‘Not one word’, exclaimed Turgenev of Tolstoy, ‘not one movement of his is natural! He is eternally posing before us!’
The recurrent underlying theme of A.N. Wilson’s prize-winning biography of Tolstoy, now re-issued after a quarter of a century, is the novelist as grand impersonator. Wilson (a prolific novelist himself) believes that there is a strong impulse in novelists to don masks or test alter egos, and that this impulse rioted in Tolstoy’s character.
Throughout his long life Tolstoy switched between playing at sad orphan, landowner, libertine, crazed gambler, spiritual elder, holy fool, paterfamilias, historian, village idiot, cobbler and dissident. Sometimes he postured as a bearded prophet, doling out portentous maxims, or as a scruffy bumpkin, mowing ineptly in his fields. He also starred as a haughty, straight-backed nobleman, riding over his coverts with proprietorial eyes which spotted broken fences; sometimes as a callous, jaded metropolitan who exulted in those salons and court antechambers which are evoked in War and Peace, but who also flitted querulously amidst the intelligentsia.

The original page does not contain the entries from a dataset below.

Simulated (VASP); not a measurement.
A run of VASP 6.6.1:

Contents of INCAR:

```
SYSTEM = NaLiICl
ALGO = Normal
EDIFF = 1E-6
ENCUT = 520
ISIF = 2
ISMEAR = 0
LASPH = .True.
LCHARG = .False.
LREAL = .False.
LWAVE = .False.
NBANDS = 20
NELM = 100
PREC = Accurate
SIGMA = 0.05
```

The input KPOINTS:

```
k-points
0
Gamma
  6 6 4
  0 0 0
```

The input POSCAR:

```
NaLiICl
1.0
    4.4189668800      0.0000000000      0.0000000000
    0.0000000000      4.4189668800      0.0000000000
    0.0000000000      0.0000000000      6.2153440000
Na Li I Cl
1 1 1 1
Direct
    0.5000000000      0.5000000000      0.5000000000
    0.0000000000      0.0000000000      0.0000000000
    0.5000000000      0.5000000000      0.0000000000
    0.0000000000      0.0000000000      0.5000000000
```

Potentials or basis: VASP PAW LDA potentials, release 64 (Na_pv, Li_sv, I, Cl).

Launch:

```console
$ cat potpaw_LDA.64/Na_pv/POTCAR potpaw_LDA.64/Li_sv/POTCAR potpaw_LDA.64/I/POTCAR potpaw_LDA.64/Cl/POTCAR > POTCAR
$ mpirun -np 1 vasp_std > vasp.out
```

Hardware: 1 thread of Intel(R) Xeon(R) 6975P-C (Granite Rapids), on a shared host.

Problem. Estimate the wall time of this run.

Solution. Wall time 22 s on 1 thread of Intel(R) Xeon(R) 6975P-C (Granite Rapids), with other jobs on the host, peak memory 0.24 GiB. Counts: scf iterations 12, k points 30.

It was as if Tolstoy was author, scene-shifter, actor-manager, usher, spell-bound audience and know-all critic of an endless drama in which a new act was performed every week. His hectic self-display reminds one of Auden’s lines in The Age of Anxiety:
Human beings are, necessarily, actors who cannot become something before they have first pretended to be it; and they can be divided, not into the hypocritical and the sincere, but into the sane who know they are acting, and the mad who do not.
By this definition Tolstoy, who was self-obsessed but not self-knowing, was quite mad.
All the necessary dates, sequences, landscapes and emotions are laid out by Wilson in due order. He depicts Tolstoy as a coxcomb, bedevilled by gambling and whoring, until in 1851 he went to the Caucasus, where he became involved in campaigns against Chechen hill tribesmen.